Loss-making Novo Banco has been offloading bad loans, real estate and non-core assets under restructuring commitments agreed with Brussels and the Resolution Fund has already injected almost 3 billion euros into the bank to cover those losses.
In its annual budget for 2021, submitted to parliament on Thursday, the government had proposed that the Resolution Fund inject a further 476 million euros into Novo Banco next year but the proposal was rejected by the centre-right main opposition Social Democrats and hard left lawmakers.
Social Democrat leader Rui Rio, however, told reporters that his party would vote in favour of this new capital injection if a pending audit shows it is fair and correct.
Finance Minister Joao Leao said the state would meet its obligations to the bank.
“Portugal will meet, as it has always done, its commitments assumed regarding Novo Banco,” Leao said in a short statement sent to Reuters without providing further details.

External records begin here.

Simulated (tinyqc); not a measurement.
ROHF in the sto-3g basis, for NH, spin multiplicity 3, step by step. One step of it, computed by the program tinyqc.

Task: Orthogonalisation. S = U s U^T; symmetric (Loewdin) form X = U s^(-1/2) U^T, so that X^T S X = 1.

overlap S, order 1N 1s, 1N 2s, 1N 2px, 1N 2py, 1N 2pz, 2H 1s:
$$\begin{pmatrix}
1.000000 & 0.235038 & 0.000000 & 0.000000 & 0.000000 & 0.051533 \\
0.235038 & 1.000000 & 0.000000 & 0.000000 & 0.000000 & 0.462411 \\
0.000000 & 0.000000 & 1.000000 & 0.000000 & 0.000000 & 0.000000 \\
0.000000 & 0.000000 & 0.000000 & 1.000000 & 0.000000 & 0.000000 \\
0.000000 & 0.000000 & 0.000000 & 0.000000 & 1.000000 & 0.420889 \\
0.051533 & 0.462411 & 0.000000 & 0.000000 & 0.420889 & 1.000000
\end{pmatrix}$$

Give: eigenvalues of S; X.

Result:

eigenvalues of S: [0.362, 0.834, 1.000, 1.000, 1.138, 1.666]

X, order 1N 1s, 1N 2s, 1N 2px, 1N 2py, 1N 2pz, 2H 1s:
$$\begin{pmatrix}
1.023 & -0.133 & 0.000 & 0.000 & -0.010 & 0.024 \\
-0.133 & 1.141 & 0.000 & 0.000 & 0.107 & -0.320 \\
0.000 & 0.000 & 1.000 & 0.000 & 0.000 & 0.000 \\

Prime Minister Antonio Costa tweeted later on Thursday that he had called European Central Bank President Christine Lagarde to assure her of Portugal’s “full compliance with the commitments undertaken in the framework of Novo Banco’s sale”.
Opposition parties fear Novo Banco could be benefiting Lone Star by selling it discounted non-performing assets, which inflated Novo Banco’s losses. The bank and Lone Star have denied this.